Thatcher's recession and Brown's recession


In 1979, Margaret Thatcher came to power in Britain, pledging to end the raging inflation of the time, curb the growth of public spending and borrowing, and balance the government's books. She did all of that, though she could not spare Britain the recession that inevitably followed the collapse of the inflationary boom.

Indeed, the depth of the economic collapse took the government by surprise. Mrs Thatcher had read her Milton Friedman. Inflation was the Number One enemy, because it eroded confidence in money, made real price movements impossible for entrepreneurs to spot, and so generally messed up the market process. It was like a drug: you needed larger and larger doses to get the same stimulating effect. When you came off it, you would have a nasty hangover of unemployment. But better to get that with over earlier rather than later.

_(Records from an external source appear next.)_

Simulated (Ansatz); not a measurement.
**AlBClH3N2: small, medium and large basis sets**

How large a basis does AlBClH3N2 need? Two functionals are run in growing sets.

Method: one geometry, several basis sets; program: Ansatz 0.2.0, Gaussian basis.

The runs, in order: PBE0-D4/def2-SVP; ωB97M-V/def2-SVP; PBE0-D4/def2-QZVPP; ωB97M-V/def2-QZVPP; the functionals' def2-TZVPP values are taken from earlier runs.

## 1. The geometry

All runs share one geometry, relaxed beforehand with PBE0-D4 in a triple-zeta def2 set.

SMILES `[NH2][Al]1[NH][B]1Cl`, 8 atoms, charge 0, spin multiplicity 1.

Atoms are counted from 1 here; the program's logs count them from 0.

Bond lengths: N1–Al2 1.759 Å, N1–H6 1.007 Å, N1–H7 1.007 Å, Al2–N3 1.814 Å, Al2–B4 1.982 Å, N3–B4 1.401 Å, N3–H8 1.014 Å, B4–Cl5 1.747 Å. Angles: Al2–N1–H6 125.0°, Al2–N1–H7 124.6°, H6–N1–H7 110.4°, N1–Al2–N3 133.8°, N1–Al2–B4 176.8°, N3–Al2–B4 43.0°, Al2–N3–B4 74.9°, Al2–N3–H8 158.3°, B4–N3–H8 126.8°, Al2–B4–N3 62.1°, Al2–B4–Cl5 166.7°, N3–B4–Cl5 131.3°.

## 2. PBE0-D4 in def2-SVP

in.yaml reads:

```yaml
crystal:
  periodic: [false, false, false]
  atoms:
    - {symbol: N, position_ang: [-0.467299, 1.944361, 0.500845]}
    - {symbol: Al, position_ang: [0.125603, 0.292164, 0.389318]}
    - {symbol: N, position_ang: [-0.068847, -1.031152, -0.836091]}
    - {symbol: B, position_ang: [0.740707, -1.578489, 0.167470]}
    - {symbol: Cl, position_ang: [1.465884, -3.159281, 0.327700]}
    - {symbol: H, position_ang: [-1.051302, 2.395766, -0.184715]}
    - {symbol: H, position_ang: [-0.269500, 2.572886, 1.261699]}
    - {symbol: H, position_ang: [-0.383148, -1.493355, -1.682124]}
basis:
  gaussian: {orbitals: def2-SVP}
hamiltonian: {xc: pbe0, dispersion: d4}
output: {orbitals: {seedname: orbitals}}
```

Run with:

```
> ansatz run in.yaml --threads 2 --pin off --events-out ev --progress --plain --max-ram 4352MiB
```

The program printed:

But the government was unprepared for the scale of the downturn. Indeed, many ministers got cold feet. Rather than the pain being spread evenly across the economy, some industries simply collapsed, with huge job losses.

Mrs Thatcher should have been reading her Hayek. For Austrian Economics explained what was happening. Money, said Hayek, was like honey pouring onto a table. It formed a mound where it went into the economy. Turn off the supply, and the central mound collapses, but more of it reaches the outer edges. When Mrs Thatcher turned off the money supply, those industries that had relied on the boom – the heavy state industries in particular, but also luxury goods manufacture, travel, holidays, housebuilding – simply collapsed. But new industries further away from the central boom – the new computer industries for example – actually did just fine.

I don't know that the Thatcher Administration ever quite got it. But having killed inflation, the economy roared back into life, and they wiped their brows and carried on.

In the current recession, we are seeing much the same phenomenon. The firms that are suffering most are the heavy industries and luxuries, like steelmaking, carmaking, housebuilding, and travel. Any retailer selling to customers who can put off their purchases until times improve – people selling anything except food, almost – are also having a hard time. But other sectors are doing much better.

The difference this time, perhaps, is that potentially rising industries – if I knew what they were I'd be rich, but I mean the modern equivalent of the 1980s computer pioneers – are finding it hard to get any of the honey because bank credit has dried up. So it's going to be bad. But maybe not as bad as all the job losses from the big heavy industries might make you think.